HOW MANY BOB DYLANS? SONGS OF THE HOLOCAUST
JANUARY 27, 2021—INTERNATIONAL HOLOCAUST REMEMBRANCE DAY
Epigraph: The Second World War came to an end
We forgave the Germans and then we were friends
Though they murdered six million in the ovens they fried
The Germans now too have God on their side. (Bob Dylan. © 1963)
Let me begin with the most determined song of resistance to evil I know—Zog Nit Keynmol by Hirsh Glick, the 22-year old Bob Dylan of the Vilna Ghetto, which he wrote in response to the destruction of the Warsaw Ghetto (April 19, 1943 to May 16, 1943). Glick died the following year, escaping from a concentration camp in Estonia into the nearby forest. His song became the anthem of resistance to the Holocaust and traveled all the way to Israel before it was founded in 1948. It migrated to America by 1946 and was sung by Paul Robeson in Moscow in 1949. It’s in the 2nd People’s Songbook of 1953.
Written by Hirsh Glick Performed by Ross Altman – vocals & guitar
ZOG NIT KEYNMOL (NEVER SAY) – 2011 ROOTS FEST San Diego CA April 30, 2011
For Holocaust Remembrance Day – Yom Hashoah
But that is not the only song for which Glick is remembered and his name revered. He wrote Shtil De Nacht for Vitka Kempner, heroic underground resistance fighter who inspired the poet with her constant willingness to risk death by single-handedly and fearlessly attacking German convoys to stop them from sending Jews to their deaths in Treblinka and breaking into the Warsaw Ghetto bent on its destruction.
Shtil Di Nacht by Hirsh Glick
Shtil, di nacht iz oysgeshternt,
Un der frost – er hot gebrent;
Tsi gedenkstu vi ich hob dich gelernt
Haltn a shpayer in di hent.
A moyd, a peltsl un a beret,
Un halt in hant fest a nagan,
A moyd mit a sametenem ponim
Hit op dem soynes karavan.
Getsilt, geshosn un getrofn
Hot ir kleyninker pistoyl,
An oto a fulinkn mit vofn
Farhaltn hot zi mit eyn koyl.
Fartog fun vald aroysgekrochn,
Mit shney-girlandn oyf di hor,
Gemutikt fun kleyninkn n’tsochn
Far undzer nayem, frayen dor.
Text: Hirsh Glick English lyrics by Ross Altman
The night is silent and filled with stars
The frost so bitter-cold it burned
Remember when I taught you how to hold a gun
The things that a young girl had to learn.
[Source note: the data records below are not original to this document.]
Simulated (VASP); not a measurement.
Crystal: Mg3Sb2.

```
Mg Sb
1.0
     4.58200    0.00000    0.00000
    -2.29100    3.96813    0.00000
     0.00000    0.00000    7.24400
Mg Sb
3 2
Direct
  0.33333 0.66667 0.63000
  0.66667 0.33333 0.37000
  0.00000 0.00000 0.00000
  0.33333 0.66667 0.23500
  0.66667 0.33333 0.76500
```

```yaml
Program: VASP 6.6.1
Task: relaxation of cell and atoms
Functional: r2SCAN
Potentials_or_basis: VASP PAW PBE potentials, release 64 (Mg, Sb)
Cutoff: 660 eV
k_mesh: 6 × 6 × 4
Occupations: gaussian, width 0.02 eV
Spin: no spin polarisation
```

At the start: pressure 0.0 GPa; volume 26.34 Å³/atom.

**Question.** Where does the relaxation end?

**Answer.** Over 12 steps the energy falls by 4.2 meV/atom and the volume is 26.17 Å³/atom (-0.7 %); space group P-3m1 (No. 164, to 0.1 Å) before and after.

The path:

It began the night before Hitler’s birthday, April 19, as a birthday gift for the Fuehrer, thinking it would be quick and deadly. To their surprise and amazement, the Jews—trapped and hopelessly outnumbered—resisted with everything they had, which wasn’t much. What was supposed to be dispatched in a single night dragged on for a whole month. When news of the inevitable reached Vilna—home of the renaissance of Jewish culture and its greatest poet—Glik immediately commemorated the death of his countrymen with Zog Nit Keynmol—his best known Partisan anthem.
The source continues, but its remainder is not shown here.